Tuesday, February 06, 2018
A man in the community who does pressure washing told me on three different occasions that he would pressure wash a deck for me.  He never did honor what he said.  Was this wrong of him?

Sincerely,
Pressured Out

Dear Pressured Out,

Yes, it was wrong of him, but what you do about it is a separate issue.  God says that we should let our “yes be yes” and our “no be no” (Matt 5:37).  If we say we are going to do something, we should do it.  That is one reason why it is so important that we are careful with what we say (Jas 3:2).

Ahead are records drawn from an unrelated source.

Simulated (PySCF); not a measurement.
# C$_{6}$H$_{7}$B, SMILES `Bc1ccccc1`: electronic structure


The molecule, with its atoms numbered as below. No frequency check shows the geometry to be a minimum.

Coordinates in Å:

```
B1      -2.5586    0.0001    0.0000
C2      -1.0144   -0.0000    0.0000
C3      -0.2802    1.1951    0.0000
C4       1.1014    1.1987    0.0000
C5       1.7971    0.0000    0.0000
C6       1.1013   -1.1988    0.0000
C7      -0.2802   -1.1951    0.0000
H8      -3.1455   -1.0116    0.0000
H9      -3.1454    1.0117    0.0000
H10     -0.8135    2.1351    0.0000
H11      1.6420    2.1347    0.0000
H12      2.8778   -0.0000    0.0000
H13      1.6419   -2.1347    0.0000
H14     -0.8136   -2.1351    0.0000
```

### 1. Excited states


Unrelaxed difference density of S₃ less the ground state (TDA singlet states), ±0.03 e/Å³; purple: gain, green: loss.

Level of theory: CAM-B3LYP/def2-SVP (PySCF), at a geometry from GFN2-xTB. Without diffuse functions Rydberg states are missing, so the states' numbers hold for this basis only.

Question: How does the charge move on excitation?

Now, we would be remiss if we didn’t point out that the Scriptures say something else entirely when someone has defrauded or lied to you.  God tells us to never take our own vengeance (Rom 12:19).  Jesus says that when someone defrauds us, we should turn the other cheek (Matt 5:38-41).  It is unfortunate that this man never came through with his promise.  At least it gives you an opportunity to be the bigger person.

Blasphemous Preaching Pt. 2

Monday, February 05, 2018

(This question is a follow-up to “Blasphemous Preaching”)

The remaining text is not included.